Security in Jerusalem bolstered ahead of volatile week
Police gird for possible violence as US moves embassy, capital celebrates reunification; Israeli, Jewish centers abroad also on high alert, bracing for possible Iranian attacks
Security in Jerusalem has been bolstered ahead of a politically tense week that will see the US move its embassy to the capital, Israel celebrate 51 years of the city’s reunification and the culmination of over six weeks of protests along the Gaza border, when Palestinians mourn the “catastrophe” of the creation of the Jewish state.
“Moving the embassy is a matter of both national and international importance, and police have been preparing accordingly in recent months,” a police official told the Ynet news site.
The official said thousands of uniformed police and Border Police officers will be deployed throughout Jerusalem starting Sunday. He said the officers will secure the perimeter of the US embassy during the Monday opening, assist in securing the visiting American officials and help direct traffic.
Part of the preparations for the embassy ceremony have included carrying out “overt and covert operations against anyone who intended to disrupt or damage the ceremony,” he said.
Concurrently, Jewish and Israeli institutions abroad are also ramping up security out of fears that Iran will launch an attack after the IDF earlier this week struck dozens of its military sites in Syria in response to a barrage of Iranian rockets launched at Israel.
According to Ynet, synagogues, Jewish schools and community centers have employed additional security measures, and Israeli diplomats have also been ordered to take caution. In a number of particularly sensitive countries where Israel has a diplomatic presence, the Foreign Ministry has requested additional security from the local government.
The report said that some officials fear that since Iran failed to launch a single rocket into Israeli territory in its attack early Thursday morning, Tehran may employ one of its proxy groups in Africa or Asia to attack Israelis or Jews in retaliation.
On Sunday, thousands of Israelis are expected to take part in the annual Jerusalem Day parade celebrating 51 years since the reunification of Jerusalem during the 1967 Six Day War.
The march — in which primarily religious teenagers march through the Old City decked in white and blue, the colors of the Israeli flag — has raised tensions over its route through the Old City’s Muslim Quarter. In previous years, the march has sparked sporadic incidents of violence between Israeli revelers and local Palestinian residents.
Amid fears that the nationalist demonstration could inflame tensions with local Arab residents, the police official stressed to Ynet that officers would show “zero tolerance for verbal abuse or physical violence” during the event.
He urged revelers to be mindful of the political sensitivities of the march, and to “maintain law and order.”
Israel is also girding for possible violence during Nakba Day protests on Tuesday, a national day of Palestinian mourning marking the “catastrophe” of Israel’s founding, commemorated every year on May 15.

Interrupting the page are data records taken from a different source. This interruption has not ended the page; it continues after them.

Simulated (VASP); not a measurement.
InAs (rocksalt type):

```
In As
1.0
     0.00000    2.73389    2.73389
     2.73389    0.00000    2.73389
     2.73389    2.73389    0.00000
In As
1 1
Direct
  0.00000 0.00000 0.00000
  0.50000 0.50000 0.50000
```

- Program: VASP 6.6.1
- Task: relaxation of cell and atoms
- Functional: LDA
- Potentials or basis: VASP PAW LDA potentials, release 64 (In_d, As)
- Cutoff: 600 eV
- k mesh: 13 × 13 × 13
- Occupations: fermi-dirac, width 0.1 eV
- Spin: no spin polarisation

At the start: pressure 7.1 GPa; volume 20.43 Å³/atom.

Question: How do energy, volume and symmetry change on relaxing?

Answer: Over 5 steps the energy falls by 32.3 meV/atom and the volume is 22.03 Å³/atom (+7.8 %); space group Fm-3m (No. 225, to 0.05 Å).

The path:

Last week, Hamas’s leader in Gaza Yahya Sinwar said he hoped that hundreds of thousands of Palestinians would breach the border fence from Gaza into Israel at next week’s protests to coincide with the US embassy’s move to Jerusalem.
In his first major briefing to international media since becoming head of the Gaza terror group in 2017, Sinwar implied he would like to see thousands of Palestinians crossing into Israel as part of the culmination of more than a month of protests.
Sinwar said the mass protest would be “decisive,” and vowed that he and other top officials were “ready to die” in a campaign to end Israel’s decade-old blockade of the territory.
In recent Fridays, Palestinian protesters have burned tires along the fence, hurled stones at Israeli troops and flown incendiary kites over dry fields on the Israeli side of the border. Some of the protesters, mainly youths, brandished wire cutters, a popular tool in weekly attempts to cut through the border fence.
According to the Hamas health ministry, 48 Palestinians have been killed since protests and clashes began along the Gaza border on March 30 and hundreds of others have been wounded from gunfire. Israel says it only opens fire when necessary to stop infiltrations, damage to the fence, and attacks.
Israel has repeatedly expressed concern over the possibility of a mass breach of the Gaza fence, in which Palestinians would stream across with terrorists among them, wreaking havoc. Sinwar has vowed in the past that protesters would “breach the borders and pray at Al-Aqsa,” referring to the major Muslim shrine in Jerusalem.